VQ Case Study: Sorenson Video 1

Sorenson Video 1 (SVQ1) makes me sentimental. It had a lot to do with why I started multimedia hacking. Strange that it all seems so simple now.

SVQ1 is a stark contrast to our last subject, Cinepak. SVQ1 does not store its codebooks in the encoded video bitstream. Rather, the codebooks are a hardwired characteristic of the coding scheme. That’s actually a really good thing considering that the algorithm is a hierarchical multistage vector quantizer.

“Whoa! Just when I was getting over my aversion to the words ‘vector’ and ‘quantizer’ strung together, they throw in ‘hierarchical’ and ‘multistage’.” Don’t worry, it’s also pretty simple even though it sounds complicated. “Hierarchical”, in this context, simply means that a block of pixels is broken down into smaller blocks of pixels. In SVQ1, the block size starts at 16×16. The encoder may decide to encode a block at that size, or slice it in half, into 2 16×8 blocks, and code each of those individually. The encoder may further subdivide the blocks to obtain 8×8, 8×4, 4×4, and 4×2 sizes.

The “multistage” word refers to the fact that SVQ1 has several layers, or stages, of codebooks that can be combined in order to reconstruct a given vector. In fact, for each block size from 4×2 up through 8×8, there are 6 stages of codebooks for each size, and each codebook contains 16 vectors.

SVQ1 has one trick up its sleeve that I have never seen used anywhere else so far: Vector mean removal. Again, this may sound fancy, but all it means is to average all the numbers in a vector and subtract the average from each number. If all of the numbers in the vector are relatively similar, the mean-removed vector will have rather small components and thus be more efficient to code.

Remember how a major problem in VQ deals with matching vectors from a source image to the best possible vector from a generated codebook? This problem is exacerbated in SVQ1 due to the layers of codebooks that the encoder must evaluate in combination with the hierarchy. The encoder must remove the mean for a vector of samples and encode the mean using the sum of between 0 and 6 vectors from different layers of codebooks, or decide to split the block in half and repeat the process, or find some combination of hierarchical encoding combined with codebook sequences, and then move on to the next vector.

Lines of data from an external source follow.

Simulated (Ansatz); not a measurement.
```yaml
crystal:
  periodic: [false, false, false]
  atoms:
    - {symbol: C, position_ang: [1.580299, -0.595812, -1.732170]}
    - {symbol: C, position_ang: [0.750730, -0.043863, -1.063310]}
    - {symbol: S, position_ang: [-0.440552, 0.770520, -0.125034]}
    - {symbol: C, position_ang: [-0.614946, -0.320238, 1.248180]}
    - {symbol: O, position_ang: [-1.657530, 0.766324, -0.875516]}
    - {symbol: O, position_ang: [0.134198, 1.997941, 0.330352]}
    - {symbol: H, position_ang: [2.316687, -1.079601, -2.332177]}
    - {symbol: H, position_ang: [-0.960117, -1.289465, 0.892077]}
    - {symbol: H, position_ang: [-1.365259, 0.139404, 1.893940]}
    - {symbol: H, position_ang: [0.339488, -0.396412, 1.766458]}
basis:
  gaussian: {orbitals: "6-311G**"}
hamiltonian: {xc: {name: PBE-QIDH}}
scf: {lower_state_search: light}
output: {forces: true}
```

SVQ1 interframes can also take advantage of motion vectors and the residual between a block from the previous frame and the current frame is encoded with the same intraframe hierarchical multistage method.

It all sounds like a lot of trouble to encode, but the reward was that relatively slow machines from the 1998-1999 timeframe could easily play back, e.g., 480×212 video on CPUs that would still struggle with MPEG-type data at a similar resolution, and the files were feasibly distributable via the dialup-dominated internet.

Where do the codebooks come from? As mentioned, the codebooks are a hardcoded component of the SVQ1 coding scheme. I strongly suspect (or would like to think) that the codebooks were constructed as a result of a long and arduous design phase that involved countless pieces of sample media drawn from numerous diverse genres of material. So out of the 2 classic VQ problems (finding optimal codebooks and matching source material to the codebooks), at least that’s one less problem that the encoder needs to worry about. I, for one, am thankful for that since SVQ1 is, to date, the only encoder I have written for the FFmpeg project. Encoding the codebooks would also incur huge overhead in the final encoded bitstream.

SVQ1 has a few weaknesses, to be sure (or “trade-offs” to be neutral about it). I never appreciated the fact the various planes are stored separately. All the Y data is encoded in the stream, followed by all the U data, and then the V data. This means that the entire frame must be decoded before any of it may be processed (e.g., converted to RGB) before display. Owing to its large vector size (16×16) and also its native colorspace (YUV 4:1:0, where a 4×4 block shares one U and one V sample), I can understand why it would be implausible to chop the data into macroblock-type units. However, it might have been nice for the bitstream header to encode relative offsets to the start of the U and V data segments. A decoder could have made use of this to optimize for things like slice dispatch.

Another problem (that I perceive, and I’m pretty sure the guru agrees with me on this point) is that SVQ1 uses a breadth-first algorithm for traversing the vector hierarchy, vs. a depth-first algorithm. It’s a technical nitpick, sure, and I can’t remember all the details. But I strongly recall that it was a headache for coding.

Through it all, SVQ1 is still one of my favorite codecs.